If only this generosity, this commitment to service in the style of Christ (who came to serve and not to be served) were to be made flesh in our families, in our communities, among the leaders of our community—both religious and secular, how many conflicts would be averted! How wise and exact was the observation of the apostle James when, in writing to the Christian community, he commented that envy and selfish ambition (the mistaken idea and the wrong road to greatness) were the cause of disorder and evil in the community: Beloved: where jealousy and selfish ambition exist, there is disorder and every foul practice. These are words that we have in the Second Reading. A disinterested servanthood based on the example of Christ yields to peace in the community; egoism and the selfish drive to possess tears a community apart. 
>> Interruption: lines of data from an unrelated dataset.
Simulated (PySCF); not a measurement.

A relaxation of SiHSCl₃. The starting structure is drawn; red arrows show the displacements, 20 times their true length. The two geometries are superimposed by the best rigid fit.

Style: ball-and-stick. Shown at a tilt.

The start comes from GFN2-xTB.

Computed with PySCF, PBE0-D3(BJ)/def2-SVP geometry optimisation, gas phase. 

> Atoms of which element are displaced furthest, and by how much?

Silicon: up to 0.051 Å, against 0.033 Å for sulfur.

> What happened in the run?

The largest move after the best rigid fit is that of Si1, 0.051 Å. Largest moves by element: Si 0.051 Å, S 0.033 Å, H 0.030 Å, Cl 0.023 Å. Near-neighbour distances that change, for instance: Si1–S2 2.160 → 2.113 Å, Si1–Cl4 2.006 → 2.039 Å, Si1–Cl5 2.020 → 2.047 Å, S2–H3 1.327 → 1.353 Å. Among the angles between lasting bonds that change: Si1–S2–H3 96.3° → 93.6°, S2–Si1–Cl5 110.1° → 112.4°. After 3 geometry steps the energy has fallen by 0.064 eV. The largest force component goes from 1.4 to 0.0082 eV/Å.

Considering these words, my thoughts turn toward the example of the saints, these true servants of God. It is not a coincidence that at the start of that long process that leads to beatification and eventual canonization, “servant” is the first title that they receive. In proposing these persons as example of human greatness tempered by divine grace, the Church points out that at the heart of this greatness is the will and the obedience to serve. My thoughts lead me to the example of Maximilian Kolbe who, in perfect imitation of the King of Martyrs, offered his life generously to a stranger. In offering to exchange places with a condemned man, St. Maximilian shows that for a person who serves, nobody is a stranger: everybody is a neighbor and a brother. St. Maximilian is a shining example of human greatness, tempered by the divine.

May these spiritual considerations lead us to be servants, knowing that herein lies true power and dignity. “It is an honor to be of service”, we so often hear and say. Looking at the Crucified, contemplating his words, and on their confirmation in the example of the lives of so many saints, may we realize in our lives that true greatness comes in knowing  how to give generously, not only something that we have, but ourselves most importantly. AMEN.